About a year ago, I happened upon this statement about the Monitor in the Harvard Business Review – under the charming heading of “do things that don’t interest you”:

“Many things that end up” being meaningful, writes social scientist Joseph Grenny, “have come from conference workshops, articles, or online videos that began as a chore and ended with an insight. My work in Kenya, for example, was heavily influenced by a Christian Science Monitor article I had forced myself to read 10 years earlier. Sometimes, we call things ‘boring’ simply because they lie outside the box we are currently in.”

If you were to come up with a punchline to a joke about the Monitor, that would probably be it. We’re seen as being global, fair, insightful, and perhaps a bit too earnest. We’re the bran muffin of journalism.

But you know what? We change lives. And I’m going to argue that we change lives precisely because we force open that too-small box that most human beings think they live in.

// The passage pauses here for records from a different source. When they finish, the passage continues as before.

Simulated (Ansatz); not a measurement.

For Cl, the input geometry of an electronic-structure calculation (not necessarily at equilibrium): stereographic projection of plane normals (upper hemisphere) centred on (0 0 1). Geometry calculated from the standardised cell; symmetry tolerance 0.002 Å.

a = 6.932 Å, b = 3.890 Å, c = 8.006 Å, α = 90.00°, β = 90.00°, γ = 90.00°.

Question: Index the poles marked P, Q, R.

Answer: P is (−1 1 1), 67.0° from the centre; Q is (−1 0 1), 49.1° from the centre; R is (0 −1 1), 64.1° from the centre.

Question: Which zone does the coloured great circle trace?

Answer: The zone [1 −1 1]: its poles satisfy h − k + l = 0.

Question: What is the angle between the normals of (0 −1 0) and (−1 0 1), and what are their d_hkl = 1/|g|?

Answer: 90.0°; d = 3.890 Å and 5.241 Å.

The Monitor is a peculiar little publication that’s hard for the world to figure out. We’re run by a church, but we’re not only for church members and we’re not about converting people. We’re known as being fair even as the world becomes as polarized as at any time since the newspaper’s founding in 1908.

We have a mission beyond circulation, we want to bridge divides. We’re about kicking down the door of thought everywhere and saying, “You are bigger and more capable than you realize. And we can prove it.”